Saturday, June 28, 2014
The Scarlet Letter
The Scarlet Letter
© 1850 Nathaniel Hawthorne
In 18th century Boston, a young woman stands upon the gallows in the center of town, facing down the contempt of the assembled mob. Having broken the laws of her adopted Puritan home, Hester Prynn must endure its punishment for her crime: lifelong ignominy. Having conceived a child out of wedlock – and with a man not her absent husband – she will wear forever on her breast the prominent letter “A”. The Scarlet Letter is a story of morality, persecution, and redemption; an American classic whose readability belies its status as a classroom staple.

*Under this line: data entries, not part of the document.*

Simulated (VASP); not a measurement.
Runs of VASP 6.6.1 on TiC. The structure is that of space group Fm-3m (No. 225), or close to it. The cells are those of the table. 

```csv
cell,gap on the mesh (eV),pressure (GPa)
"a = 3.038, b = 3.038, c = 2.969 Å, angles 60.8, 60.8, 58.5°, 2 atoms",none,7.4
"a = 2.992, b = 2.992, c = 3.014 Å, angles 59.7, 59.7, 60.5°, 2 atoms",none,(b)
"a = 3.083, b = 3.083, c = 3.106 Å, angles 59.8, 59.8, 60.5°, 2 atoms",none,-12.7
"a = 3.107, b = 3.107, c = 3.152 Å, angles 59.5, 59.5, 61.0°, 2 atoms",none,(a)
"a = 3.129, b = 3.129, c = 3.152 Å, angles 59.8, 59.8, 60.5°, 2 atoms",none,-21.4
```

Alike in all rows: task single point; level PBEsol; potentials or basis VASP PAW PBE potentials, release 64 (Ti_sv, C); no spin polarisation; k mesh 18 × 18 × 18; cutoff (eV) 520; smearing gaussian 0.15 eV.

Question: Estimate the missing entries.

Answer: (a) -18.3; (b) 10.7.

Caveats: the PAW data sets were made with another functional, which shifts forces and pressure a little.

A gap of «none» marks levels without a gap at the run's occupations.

Though Nathaniel Hawthorne was writing in a setting a century before his, and including historic personalities like John Winthrope, The Scarlet Letter is less a gritty historical tale and more a legend – and, like all good myths, one with a point. Its heroine is a legend in her own time, a woman whose morality could not be contained by her community. Judged a sinner, Prynn accepts the verdict of her community, knowing she has broken its rules. She wears the scarlet letter with quiet dignity, but her own skills as a seamstress and moral center give her a strength that carries her through the years, despite being an outcast. She does not run away from her moral imperfections, nor their consequences, but embraces it, making her life’s work the support of the poor and infirm -- combating passion with selflessness. Though she bears the titular mark of indiscretion, the piece’s true sinners are her husband and the local minister, both with secrets. The husband arrived in town just in time to see his near-abandoned wife on the scaffold. Perhaps it’s the months spent imprisoned by Indians, but hubby dear is a decidedly nasty sort who decides to adopt the false name Roger Chillingworth, and give himself the quest of finding out who cuckolded him and then destroying the man. The Reverend John Dimmsdale, who – as you might guess is the third part of this little love triangle -- is equally responsible for Hester’s sin, but cowers from accepting it, fearful of the consequences. Though he professes an admirable concern for his congregation's welfare, his and Chillingsworth’s actions through the piece most decidedly are not, and by its end all actions have found their inevitable fruit. Prynn is redeemed, and the others…well, not so much.
I expected dreariness of a novel set in the Puritan world, but Hawthorne's characters are highly spirited, especially Prynn and her little daughter, Pearl. Hawthorne writes in clear condemnation of the Puritans' severity, though it is doubtful that he condemns their morality in general considering Prynn's decision to live in a spirit of penitence thereafter. Although the dialogue is purposely stilted (the Puritans seeming to take the KJV bible as their guide in speech), this is a novel filled with passion that roars along, with moral arguments along for the ride. The Scarlet Letter is quite laudable.